Eberhard Umbach1, Thomas Schmidt1, Helder Marchetto2, Ulrich Groh1, Rainer Fink3, and the SMART collaboration
1Experimentelle Physik II, Universität Würzburg, D-97074 Würzburg, Germany
2Fritz-Haber-Institut der Max-Planck Gesellschaft, D-14195 Berlin, Germany
3Physikalische Chemie II, Universität Erlangen, D-91058 Erlangen, Germany
It is a dream of surface science to apply sophisticated surface methods, such as Low Energy Electron Diffraction, X-ray Photoemission, Angle-resolved UV Photoemission, Photoelectron Diffraction, X-ray Absorption, and X-ray induced Auger Spectroscopy, with high spatial resolution and to combine them with microscopic techniques. The development of such instruments, called micro-spectro-scopes (scanning instruments) or spectro-microscopes (imaging instruments), has lead to numerous successful approaches which are called Low Energy Electron Microscopes (LEEM) or (X-ray) Photoelectron Emission Microscopes (X-PEEM) and are commercially available today. The heart of these instruments is usually a simple low-energy EM consisting of objective and projective lens systems and a 2-dim detector. However, due to chromatic and spherical aberrations these instruments are limited in their spatial and energy resolution.
A collaboration of several groups from universities, a Max-Planck-Institute, the Zeiss company, and BESSY has designed and built a new type of spectro-microscope that combines a "normal" LEEM/PEEM instrument with aberration corrections (both, chromatic and spherical simultaneously) and energy resolution using an imaging energy filter. The instrument is installed at BESSY II and uses x-ray or UV photons and electrons as sources. Theoretically, a spatial resolution of 0.5 nm at an energy resolution of less than 100 meV is achievable at more than a hundred times higher transmission compared to conventional LEEM/PEEM instruments due to a large acceptance angle. This instrument called SMART has been developed in three stages with experiments after completion of each stage and is now in the final phase of testing and commissioning. The concept, the technical realization, and the present achievements will be reported.

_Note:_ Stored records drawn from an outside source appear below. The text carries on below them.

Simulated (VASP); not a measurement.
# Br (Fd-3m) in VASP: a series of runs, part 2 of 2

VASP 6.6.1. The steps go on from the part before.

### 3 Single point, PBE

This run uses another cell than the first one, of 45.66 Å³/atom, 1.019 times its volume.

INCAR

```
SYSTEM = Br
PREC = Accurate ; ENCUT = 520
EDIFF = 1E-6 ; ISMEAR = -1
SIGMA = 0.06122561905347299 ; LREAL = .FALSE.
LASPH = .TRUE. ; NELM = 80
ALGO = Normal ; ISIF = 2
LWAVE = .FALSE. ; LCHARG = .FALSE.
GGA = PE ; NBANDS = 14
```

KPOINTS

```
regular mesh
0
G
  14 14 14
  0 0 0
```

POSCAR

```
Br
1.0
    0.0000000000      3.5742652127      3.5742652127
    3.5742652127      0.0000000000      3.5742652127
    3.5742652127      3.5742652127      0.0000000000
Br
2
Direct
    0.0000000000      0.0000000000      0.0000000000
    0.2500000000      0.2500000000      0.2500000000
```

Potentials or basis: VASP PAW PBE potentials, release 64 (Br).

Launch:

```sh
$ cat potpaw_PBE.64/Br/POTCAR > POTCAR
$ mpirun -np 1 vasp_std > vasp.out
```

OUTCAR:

The SMART allows to combine nearly simultaneously various electron microscopy techniques (e.g. LEEM, PEEM, X-PEEM, MEM) with various high-resolution electron spectroscopy and electron diffraction techniques from small sample spots (e.g. nano-XPS, -ARUPS, -XAS, -LEED). First experiments on the growth properties and growth dynamics of organic thin films, their dependence on the substrate and substrate morphology, the molecular orientation, and the internal structure of microcrystallites of organic molecules show the potential of the instrument and will be presented in the talk.